Confidence is also called reliability, confidence level, or confidence coefficient. It is a probability value. That is, when sampling is used to estimate the population parameter, the conclusion is always uncertain due to the randomness of the sample. Therefore, a probability statement method is used, which is the interval estimation method in mathematical statistics. That is, the corresponding probability that the estimated value and the population parameter are within a certain allowable error range is called confidence (or the probability that the population parameter value falls within a certain range of the sample statistical value). Confidence is one of the important indicators to describe uncertainty. Confidence indicates the degree of certainty of interval estimation. The first confidence level can be the reliability corresponding to the first position, and the second confidence level can be the reliability corresponding to the second position.

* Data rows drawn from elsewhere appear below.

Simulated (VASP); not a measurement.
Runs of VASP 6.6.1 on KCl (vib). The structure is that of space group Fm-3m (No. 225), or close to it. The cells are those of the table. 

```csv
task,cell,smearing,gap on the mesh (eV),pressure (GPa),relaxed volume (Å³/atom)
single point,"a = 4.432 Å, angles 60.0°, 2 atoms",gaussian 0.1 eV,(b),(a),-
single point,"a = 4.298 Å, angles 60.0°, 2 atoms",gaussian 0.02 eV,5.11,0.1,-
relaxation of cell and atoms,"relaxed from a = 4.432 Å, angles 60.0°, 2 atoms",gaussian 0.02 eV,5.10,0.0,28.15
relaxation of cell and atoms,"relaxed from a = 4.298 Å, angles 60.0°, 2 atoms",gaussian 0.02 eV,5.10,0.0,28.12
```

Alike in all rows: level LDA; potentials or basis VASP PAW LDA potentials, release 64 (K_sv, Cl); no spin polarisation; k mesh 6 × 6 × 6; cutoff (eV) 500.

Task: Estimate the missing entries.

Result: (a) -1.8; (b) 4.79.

In probability theory, variance is used to measure the degree of deviation between a random variable and its mathematical expectation (i.e., mean). The first variance can be the degree of deviation corresponding to the first position, and the second variance can be the degree of deviation corresponding to the second position. If there are multiple cameras, confidence can be used, and if there is only one camera, variance can be used.

The first weight may refer to the ratio of the first position of the target in the 3D space to the final position of the target in the 3D space, and the second weight may refer to the ratio of the second position of the target in the 3D space to the final position of the target in the 3D space. The sum of the first weight and the second weight is equal to 1. The final position of the target in the 3D space can be determined according to the first position, the second position, the first weight, and the second weight.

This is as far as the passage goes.